No one expects you to be able to see into the future. But, you can manage the near term effectively with the right elements in place.
As a digital agency, providing your Essential base of data collection is effective. Luckily, there are processes and tools you can use to form a view of what is coming on to the horizon. If these are implemented and running well they turn from one-off and periodic exercises into core disciplines. Transforming time-consuming but valuable tasks into important management tools.
Within the Agency Maturity Curve, the tool digital agencies can use to assess the strength of their operating model. This falls within the second phase called Enhanced.
Requiring finance to tell you about what is going to happen, and to understand how this compares against expectations is not unreasonable. It’s an important reflection of capability. Providing valuable insight for agency leaders. As well as having a good enough mechanism for controlling cash, is a competency all agencies should benefit from.
Putting together a thorough budget sets the foundation for ongoing live tracking of data. Whilst giving you the ability to map expectations around sales and costs in a structured way. Armed with this, your cash management can be put into the proper context of risk and opportunity.
To help evaluate where you are on the Agency Maturity Curve we have created the simple to use Agency Maturity Scorecard – Take the test now
“Too many businesses make life hard for themselves by not having the right financial maturity in place. By following this methodology, you will be running a far more robust operating model.”
Stuart Brown, Portfolio Non-Executive Director
The Enhanced phase of the Agency Maturity Curve houses three elements that are intrinsically linked but need to be developed and focussed on in turn.
Thorough annual budget
A detailed and achievable budget that can be used to formulate an operational plan for the next 12 months
Many agencies can claim to have a budget in place. But it is important to have confidence that it has been produced following a robust and meaningful process. A 12-month budget needs to be modelled around the key areas and reporting requirements of the agency. Not just a narrow view of sales or core costs.
Hallmarks of a good budget are if it also includes an accompanying capacity plan, marketing plan, balance sheet, and cash flow model. It should consider departmental reporting and useful recognition of different types of revenue. An effective budget, therefore, is a key part of your business plan for the year ahead.
Live forward projections
Having a near-live view of the business, and being able to project performance
Being able to manage the day-to-day operations of the business is a different task from being able to talk in a consistent manner about the near future. Providing that the Essentials are in place, your budget can be used as a reference point to create a near-live account of how well the agency is doing against the plan.

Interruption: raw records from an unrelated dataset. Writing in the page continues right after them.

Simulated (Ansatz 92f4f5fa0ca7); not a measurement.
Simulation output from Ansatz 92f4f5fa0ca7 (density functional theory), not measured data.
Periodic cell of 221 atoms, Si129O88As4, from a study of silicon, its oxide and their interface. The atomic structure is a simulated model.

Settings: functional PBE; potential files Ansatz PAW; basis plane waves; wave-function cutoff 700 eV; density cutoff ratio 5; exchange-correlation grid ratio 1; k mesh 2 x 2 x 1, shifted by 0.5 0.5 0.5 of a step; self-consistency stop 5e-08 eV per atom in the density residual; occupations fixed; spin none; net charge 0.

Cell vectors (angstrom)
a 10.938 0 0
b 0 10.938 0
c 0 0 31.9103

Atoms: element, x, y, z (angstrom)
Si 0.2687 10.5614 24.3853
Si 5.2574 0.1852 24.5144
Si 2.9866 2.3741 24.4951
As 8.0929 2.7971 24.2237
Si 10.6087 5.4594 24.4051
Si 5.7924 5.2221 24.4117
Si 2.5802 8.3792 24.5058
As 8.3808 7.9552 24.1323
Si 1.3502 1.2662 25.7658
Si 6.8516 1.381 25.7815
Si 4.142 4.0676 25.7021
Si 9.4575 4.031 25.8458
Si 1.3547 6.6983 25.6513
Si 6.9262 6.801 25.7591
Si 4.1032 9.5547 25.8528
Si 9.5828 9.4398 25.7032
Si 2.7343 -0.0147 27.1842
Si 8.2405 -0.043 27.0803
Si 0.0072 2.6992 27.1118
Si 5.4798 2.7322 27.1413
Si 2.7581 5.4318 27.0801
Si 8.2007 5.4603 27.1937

This is more than just having reporting technology in play. For truly effective projections overheads and revenue need to be updated continuously, and integrated with a live understanding of target, converted, and quoted revenue.
Projections at this level are as much about assurance of meeting the planned future. Rather than just measuring against past expectations.
Rolling Cashflow Forecast
Provide reassurance and warnings around the future cash position
Certainty around cash isn’t just about meeting regular commitments, it’s also about matching reserves to investment, capacity, and contingency.
A 13 week forward-looking rolling forecast should be a minimum standard for all agencies. However, this also needs to be in tandem with appropriate controls on managing that cash.
Knowing that outgoing payments are organised, authorised, and affordable helps to ensure that the budget and forecast are not just realised on paper, but in reality too.
Bringing facts into the figures
In conclusion, focus on the Enhanced aspects of your finance function allows you to align your business closer to your overall objectives.
Being able to understand what might happen in the future – even if you are unable to predict it – provides clarity. As a result, it can reduce stressful situations into something that can be looked at rationally.
This also means that the wider team can input into analysis, and not just the business leaders. Asking questions of every department becomes a cohesive activity. As it is easier to see how their contribution impacts the bigger picture.
While it can take a while to perfect, mastering the Enhanced phase of the Agency Maturity Curve can be transformative. Bringing certainty and predictability, and facts into the figures.